St PAUL'S CATHEDRAL LONDON
- A GREAT SURVIVOR -
G'day folks,
The foundation stone for St. Paul’s, one of the most famous cathedrals in the world, was laid on June 21 1675 as work began to replace its enormous Gothic predecessor, which had been destroyed in the Great Fire of London.
The still celebrated architectural masterpiece designed by Christopher Wren, who was then only 34 years of age, is the fifth church to have stood on the spot since the year 604.
St Paul’s is the burial place of famous Britons such as Horatio Nelson
and the Duke of Wellington, who defeated Napoleon at the Battle of
Waterloo. It has also been at the centre of royal celebrations such as
the diamond jubilee of Queen Victoria in 1897, the silver jubilee of King George V in 1935, and the diamond jubilee in 2012 of the present Queen, Elizabeth II.
The wedding of Prince Charles and Lady Diana Spencer
at St. Paul's in 1981 was watched by 750 million people around the
world. And it was here that state funerals were held for Sir Winston Churchill in 1965 and Margaret Thatcher in 2013.
The most perilous days for the cathedral came in what became known as
The Blitz during the Second World War – the eight-month intense bombing
campaign in 1940 and 1941 launched by Nazi Germany against London and
other UK cities.
On the night of December 29, 1940,
100,000 bombs were dropped on London causing more than 1,500 fires and
turning the City of London’s Square Mile into a furnace. It was later
reported that in the 1,000-degree heat, stone walls cracked and
crumbled, iron girders twisted, glass melted, and road surfaces burst
spontaneously into flames.
The lit-up night sky could be seen 100 hundred miles away on the French
coast, and an American war reporter cabled his office: “The second Great
Fire of London has begun.”
At the heart of it all was St Paul’s, but aware of its historical, psychological and religious significance, Prime Minister Winston Churchill
issued orders that the cathedral must be saved at all costs. He knew
how it would lift the spirits of a war-weary public if they could see it
had survived the onslaught. Volunteer firefighter Harold Newell needed
no telling. “If St Paul’s goes down, then we all go down,” he said.

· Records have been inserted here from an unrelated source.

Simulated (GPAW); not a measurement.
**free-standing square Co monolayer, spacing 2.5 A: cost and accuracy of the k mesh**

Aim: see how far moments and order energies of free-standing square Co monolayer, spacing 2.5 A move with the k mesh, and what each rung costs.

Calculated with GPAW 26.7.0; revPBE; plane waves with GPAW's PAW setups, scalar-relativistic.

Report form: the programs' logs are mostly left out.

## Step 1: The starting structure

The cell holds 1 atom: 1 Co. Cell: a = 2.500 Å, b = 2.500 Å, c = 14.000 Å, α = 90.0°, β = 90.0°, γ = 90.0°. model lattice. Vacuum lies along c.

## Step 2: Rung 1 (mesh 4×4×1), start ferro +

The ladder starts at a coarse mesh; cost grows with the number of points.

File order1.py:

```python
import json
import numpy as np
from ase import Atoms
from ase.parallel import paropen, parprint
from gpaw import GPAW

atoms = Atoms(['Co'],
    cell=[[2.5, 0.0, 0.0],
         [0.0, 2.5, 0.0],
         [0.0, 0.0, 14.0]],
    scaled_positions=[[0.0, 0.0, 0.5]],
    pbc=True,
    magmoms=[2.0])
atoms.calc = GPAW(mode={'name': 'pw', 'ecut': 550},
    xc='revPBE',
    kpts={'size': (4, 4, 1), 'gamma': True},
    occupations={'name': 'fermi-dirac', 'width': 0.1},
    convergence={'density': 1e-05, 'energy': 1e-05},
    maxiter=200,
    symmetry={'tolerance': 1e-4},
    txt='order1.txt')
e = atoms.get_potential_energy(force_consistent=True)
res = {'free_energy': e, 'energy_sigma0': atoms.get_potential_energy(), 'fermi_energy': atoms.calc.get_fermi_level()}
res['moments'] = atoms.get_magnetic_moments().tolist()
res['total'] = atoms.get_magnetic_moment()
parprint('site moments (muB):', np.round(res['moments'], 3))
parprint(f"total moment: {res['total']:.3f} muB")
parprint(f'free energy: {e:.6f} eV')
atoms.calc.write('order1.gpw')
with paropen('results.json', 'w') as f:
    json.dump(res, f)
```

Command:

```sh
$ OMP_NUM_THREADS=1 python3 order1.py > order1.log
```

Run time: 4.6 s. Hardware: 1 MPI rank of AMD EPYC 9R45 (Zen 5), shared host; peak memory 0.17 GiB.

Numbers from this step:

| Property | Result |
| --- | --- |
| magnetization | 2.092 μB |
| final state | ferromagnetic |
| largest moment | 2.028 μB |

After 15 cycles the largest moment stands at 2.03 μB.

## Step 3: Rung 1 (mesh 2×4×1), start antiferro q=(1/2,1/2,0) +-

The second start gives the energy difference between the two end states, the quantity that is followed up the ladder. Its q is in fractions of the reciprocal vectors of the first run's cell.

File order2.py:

This was the 114th night of the Blitz on London, and standing on a Fleet
Street roof, photographer Herbert Mason captured the astonishing sight
of the nearby cathedral dome, surrounded by devastation but still
intact. His now-famous photograph is reproduced above.
“Through the smoke you could see the fires increasing and, as the
evening wore on, an artificial wind sprang through the heat,” he wrote.
“It parted the clouds, the buildings in the foreground collapsed. And
there, revealed in all its majesty, was St Paul’s.”
The fires were to burn for days but an army of firefighters, men and
women, hampered by ruptured water mains, fought to keep 1,700 pumps
working flat-out.
In his book, Firefighters And The Blitz, Francis Beckett writes: “While
the men manned the pumps, the women were driving petrol carriers,
canteen vans and staff cars into the thickest parts of the blaze,
ensuring the pumps had fuel to keep going.
“Driving vans laden with cans of petrol through the flames that night was about as dangerous a job as you could do.”
The brave firefighters saved many of London’s historic buildings from
total destruction, including, of course, St Paul’s Cathedral.
Sir Christopher Wren died in 1723
at the age of 90 and was the first person to be buried in St Paul’s.
His epitaph, set in a great circle in the floor directly under the dome,
states in Latin: Lector, si monumentum requiris, circumspice –
“Reader, if you seek his monument, look around.”